Fascism thrives in an eternal, mythologized present, where the burden of past constraints cannot encroach on the fantasy of power.
Social norms, political conventions, established institutions, and expectations of decency are all thrown off in mass rallies where followers fuse themselves to the will of the leader to feel themselves a part of something greater. Fascist rites are reminiscent of Dionysian orgies and spontaneous mobs, where impulses reign supreme.
The fascism of Donald Trump, Vladimir Putin, and Benito Mussolini each differ in their own ways, but they all involve uneducated followers conforming to the will of a big man, who prides himself on flouting the rules and carries the threat of extra-legal violence, which shocks elites and worries liberals, thereby contributing to the leader’s virility.
Trump brags about his penis for a reason: fascist followers yearn to partake in their leader’s greatness. The fascist follower is weak and insecure; he is unprepared for life in an overwhelming world, and so he seeks security in the greater will of the leader. By magically swallowing the big man’s mojo, through a sort of sympathetic magic, he imagines himself growing his own. But for the transference to succeed the leader must make himself appear larger than life. He is the richest, the smartest, the most potent. Shameless bragging makes him seem the biggest truth-teller as well. Who else would show the coming emperor in all his naked glory?
Fascist braggadocio is part of a magical rite in which small followers feed on the bigness of their fascist father. The stronger his image, the more they might give themselves over to his will; fascism is born everywhere man seeks to be in chains.
Hence, the fascist inflates his ego to gargantuan proportions. No matter that his hands are small and he is unfit for office, Trump supporters are entranced, and sustaining the trance requires that the past be obliterated so the future might be laid bare. But the real magic of fascism lies in the present moment, where the self can dissolve in the long march into a fantasized future.
There is a nihilism to the movement supporting Trump, a gleeful offensiveness and revelry in destruction. It can often seem as if his followers are not really concerned with the outcomes of their actions, do not even care whether he is telling the truth. There is something uniquely human in this compulsion to self-destruct. Lemmings do not actually gather together in mass-rallies to jump off cliffs, like Thelma and Louise, in a nihilistic blaze of glory; but sometimes people do.

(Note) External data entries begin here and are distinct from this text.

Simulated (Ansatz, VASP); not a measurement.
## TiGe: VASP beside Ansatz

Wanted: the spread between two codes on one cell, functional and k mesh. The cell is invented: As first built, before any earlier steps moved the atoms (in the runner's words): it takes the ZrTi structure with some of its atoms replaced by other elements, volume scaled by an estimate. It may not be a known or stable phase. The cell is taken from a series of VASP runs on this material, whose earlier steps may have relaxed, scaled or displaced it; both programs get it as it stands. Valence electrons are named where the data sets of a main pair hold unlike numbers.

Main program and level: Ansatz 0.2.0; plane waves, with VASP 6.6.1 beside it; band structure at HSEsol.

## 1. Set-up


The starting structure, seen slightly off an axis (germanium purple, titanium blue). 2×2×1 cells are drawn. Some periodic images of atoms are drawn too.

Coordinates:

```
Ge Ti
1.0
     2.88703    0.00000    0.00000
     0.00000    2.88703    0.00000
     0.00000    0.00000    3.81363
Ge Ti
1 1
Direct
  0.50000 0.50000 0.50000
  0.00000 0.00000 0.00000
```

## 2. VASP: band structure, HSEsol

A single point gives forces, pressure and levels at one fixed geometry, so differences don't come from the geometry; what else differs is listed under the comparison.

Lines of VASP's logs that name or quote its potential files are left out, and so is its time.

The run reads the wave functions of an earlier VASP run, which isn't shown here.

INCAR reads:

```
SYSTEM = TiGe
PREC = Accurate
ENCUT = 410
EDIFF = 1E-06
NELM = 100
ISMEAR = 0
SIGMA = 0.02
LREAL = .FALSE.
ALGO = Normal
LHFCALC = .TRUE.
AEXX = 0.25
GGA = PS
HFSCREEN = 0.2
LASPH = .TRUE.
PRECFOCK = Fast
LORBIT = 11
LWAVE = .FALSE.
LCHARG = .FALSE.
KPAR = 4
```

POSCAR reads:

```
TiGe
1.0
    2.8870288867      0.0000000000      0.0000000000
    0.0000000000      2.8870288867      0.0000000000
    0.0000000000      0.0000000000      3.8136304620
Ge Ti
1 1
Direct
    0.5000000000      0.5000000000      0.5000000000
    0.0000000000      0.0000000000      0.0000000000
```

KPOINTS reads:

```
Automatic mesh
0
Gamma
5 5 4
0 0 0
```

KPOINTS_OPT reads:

Freud called it Thanatos—the death drive. As social anxieties build, many long to be part of the frenzied herd, where they might forget their cares and throw off reason. Self-destruction can energize the hopeless; destroying the works of others can make a person feel powerful. And this death-wish is a sentiment that can be sensed equally in the movement to elect Trump, the glory in Putin’s machismo, and the English yearning to abandon the world. Trump is the reality show-host to a mass-neurosis that is taking America and the world over the edge.
The fascist moment is not the same present spoken of by Eastern spiritual teachers. But it is similar, and access to it may rest on many of the same social conditions. Whereas the spiritual present transcends the ego, the fascist present submits it to the movement; whereas the spiritual present dissolves the human-built-world, the fascist present disdains it as worthy of destruction; whereas the spiritual present is pure awareness, the fascist present is mindlessly unconscious.
It is hard to think, hard to carry the burden of past responsibilities, hard to push projects from the past into future fulfillment, and immersion in the present eases the strain. But the present moment is a space of possibilities, and in times of great change it is a place of refuge. And yet, we are not simply taking refuge in the present; everything seems to be pressing us into a claustrophobic moment.
Information overload condenses reality into an eternal present, for when the whole historical record is written, every year takes on a special meaning, every place its own significance, and it all dissolves in imponderable specificity. Social media condenses conversations into an eternal present, for when everyone is debating, the social body is sucked into the whirlpool or streaming disorder. Meditation condenses experience into an eternal present, for the senses become opened and the self connected to everything.
A space of possibility has been opened in the public sphere, a magical space in which truth and reason have been thrown off. It is a space open to other ways of knowing, yet it is also a space in which the mob has been set free. But political communities must reason; they must reason to sort through their differences, and bring into alignment the interests of people widely scattered across space and time. Political communities must reason together or else risk being either scattered or condensed into a single will.
There is a hedonism, that is not so different from fascist revelry, to the spiritualized notion that nothing matters but the present moment. And while it is a hedonism more likely to result in love than war-making, a hedonism more likely to deepen empathy than the breakdown of democracy, it is a hedonism that has played some part in paving the way to fascism. There is a shadow to the eternal present, and like most shadows, it is the last thing we would like to see.